Despite the challenges, ERP benefits realization doesn’t have to be an impossibility. At the same time, it also doesn’t have to be an all-or-nothing proposition. There are a number of ways that organizations can go after the “low-hanging fruit” of potential ERP business benefits to start realizing their return on investment sooner:

1.   Carefully manage total implementation costs. One of the most immediate ways to optimize the ROI from your ERP implementation is to manage overall implementation costs. This does not mean that you want to cut corners, which can actually increase implementation cost and risk in the long-term. For example, many organizations think that by scaling back the organizational change management or business process management components of their project budgets, they are cutting costs. In these cases, total implementation costs will almost always be higher than if an organization hadn’t cut those line items in the first place. Instead, savvy project managers should tightly manage functional scope, set realistic expectations and effectively mitigate risks that will otherwise drive up costs.

2.   Look at obvious and tangible benefit opportunities. ERP implementation costs are just one side of the ROI equation. In order to optimize return, organizations also need to evaluate some of the more achievable business benefits. For example, inventory is one component that most manufacturing and distribution companies should be able to achieve – assuming they have implemented their ERP system appropriately. Similarly, financial services companies should be able to reduce processing cycle times and government entities should be able to increase the volume of constituent calls with existing staff. Whatever your industry or situation, there are most likely a handful of business benefits that are low-hanging fruit, which should be identified early on in your project. These relatively easy business benefits should provide a guiding light for implementation decisions such as how business processes are reengineered or how the organization is designed.

3.   Plan to measure results after implementation. Even though it is commonly known that “if you don’t measure it, you won’t achieve it,” too many ERP implementations end at go-live. Even though the project team will most likely be tired and ready to move on with their lives after go-live, successful implementations never end. With that in mind, it is important for project teams to plan for how they are going to measure business benefits and operational results after go-live. Successful teams identify key performance measures, quantify baseline performance, set post-go-live targets and measure results after the so-called flip of the switch on the new ERP system. You may not like what you see the first time you measure actual results (most organizations don’t), but it’s the only way you can gauge your progress and make adjustments to accelerate some of the benefits that have yet to transpire.

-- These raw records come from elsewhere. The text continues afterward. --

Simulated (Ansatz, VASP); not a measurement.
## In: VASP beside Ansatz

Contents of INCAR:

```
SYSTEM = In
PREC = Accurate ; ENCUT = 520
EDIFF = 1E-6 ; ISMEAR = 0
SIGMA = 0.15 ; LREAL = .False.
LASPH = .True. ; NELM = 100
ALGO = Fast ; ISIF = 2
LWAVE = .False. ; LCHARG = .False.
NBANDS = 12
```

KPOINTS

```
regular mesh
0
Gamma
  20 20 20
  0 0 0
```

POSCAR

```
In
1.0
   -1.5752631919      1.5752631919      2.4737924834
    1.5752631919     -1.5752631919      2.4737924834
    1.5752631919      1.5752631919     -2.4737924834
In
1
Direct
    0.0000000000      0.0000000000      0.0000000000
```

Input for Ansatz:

4.   Constantly improve. Just as Six Sigma and other business process management schools of thought point to continuous improvement, so too must organizations consistently improve the way they are using their ERP systems. Once you have completed step #3 above, it is important to identify the root causes of benefit underachievement and make adjustments accordingly. For example, perhaps employees need to be retrained or maybe some key business processes are still broken. Employees may be reverting back to their trusty Excel spreadsheets and Access databases rather than using the system as it was intended. Whatever the cause, it is important to dig beneath the benefits numbers to identify what can be improved.

At the end of the day, most organizations aren’t going to achieve their expected business benefits on day one of their go-live. However, with the right focus, framework and methodology, most organizations will achieve most of their business benefit potential within a few months of going live on the new ERP system. After spending many months or years of time and millions of dollars on new ERP software, the above tips require very little incremental cost or time to your project but will deliver huge measurable results.